By default, font color of rpgmaker is set to black, due to the Astral Shift project setting their background black, by no means other than highlighting the text can you see it.
Which is why on this project page (and others who set their background to be the same color as the default color of text), you'll need to make the text color white (or another light color like yellow, magenta or cyan).
Depending on what you're reading it on, highlighting the whole thing is out of the question.
author=JosephSeraphIt's not meant to be that way, but I didn't know how to deal with the black background.
Is it really meant to be written in a black font?
On that note, I have no idea how to change the review now.
Edit: Aha, fixed. Sorry everyone for the inconvenience.
Go to your account, go to your reviews, and then find this review in your review list. Don't click on it. Instead, go to the right, and you'll see "edit" and "delete" buttons. Click edit and you'll be able to change your review.
author=pianotm
Go to your account, go to your reviews, and then find this review in your review list. Don't click on it. Instead, go to the right, and you'll see "edit" and "delete" buttons. Click edit and you'll be able to change your review.
Thanks! I also saw a little "Edit" button under "Actions" at the bottom of this page, and that did the same thing.
author=Dragnfly
phoodle Depending on what you're reading it on, highlighting the whole thing is out of the question.
I agree with you. The font is very important in the article.
Nice reviews of the review. I give a 4/5 to these review reviews. They're lacking a bit on the format sense, they don't touch on the subjects of the review being a wall of text neither credit the author's insights on the game.
I hope no one reviews my review reviews' review.
PD.: Review thank, even if it's not for ma gam.
I hope no one reviews my review reviews' review.

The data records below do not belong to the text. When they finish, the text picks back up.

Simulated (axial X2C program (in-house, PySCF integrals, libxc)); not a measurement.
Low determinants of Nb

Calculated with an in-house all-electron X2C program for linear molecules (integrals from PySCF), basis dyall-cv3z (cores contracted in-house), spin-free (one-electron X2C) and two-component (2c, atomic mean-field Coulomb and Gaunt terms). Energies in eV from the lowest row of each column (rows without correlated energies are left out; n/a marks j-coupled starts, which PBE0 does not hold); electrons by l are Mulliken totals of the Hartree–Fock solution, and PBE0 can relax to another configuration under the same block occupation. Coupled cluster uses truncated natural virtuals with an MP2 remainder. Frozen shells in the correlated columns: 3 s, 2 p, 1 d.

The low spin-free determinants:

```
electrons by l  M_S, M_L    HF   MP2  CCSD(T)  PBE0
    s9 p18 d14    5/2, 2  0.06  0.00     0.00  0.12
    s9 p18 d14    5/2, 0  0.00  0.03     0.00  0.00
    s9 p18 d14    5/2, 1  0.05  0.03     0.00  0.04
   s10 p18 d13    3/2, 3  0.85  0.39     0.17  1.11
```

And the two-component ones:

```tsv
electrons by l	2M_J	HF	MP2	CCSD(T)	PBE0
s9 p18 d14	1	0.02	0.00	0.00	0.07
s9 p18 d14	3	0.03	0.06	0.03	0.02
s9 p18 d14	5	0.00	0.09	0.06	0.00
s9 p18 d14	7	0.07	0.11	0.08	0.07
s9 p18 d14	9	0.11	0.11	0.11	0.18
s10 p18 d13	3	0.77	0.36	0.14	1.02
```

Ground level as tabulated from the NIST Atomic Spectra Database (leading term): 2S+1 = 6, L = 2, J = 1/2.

PD.: Review thank, even if it's not for ma gam.
I give your review reviews' review a 2.5/5. It's a bit lacking in content. Your feedback is very surface level and doesn't really analyze the review reviews with much depth. Try to do better next time. That concludes my review reviews' review review.
This double post was 100% intentional and part of the greater review reviews' review review meta. It was absolutely not accidental.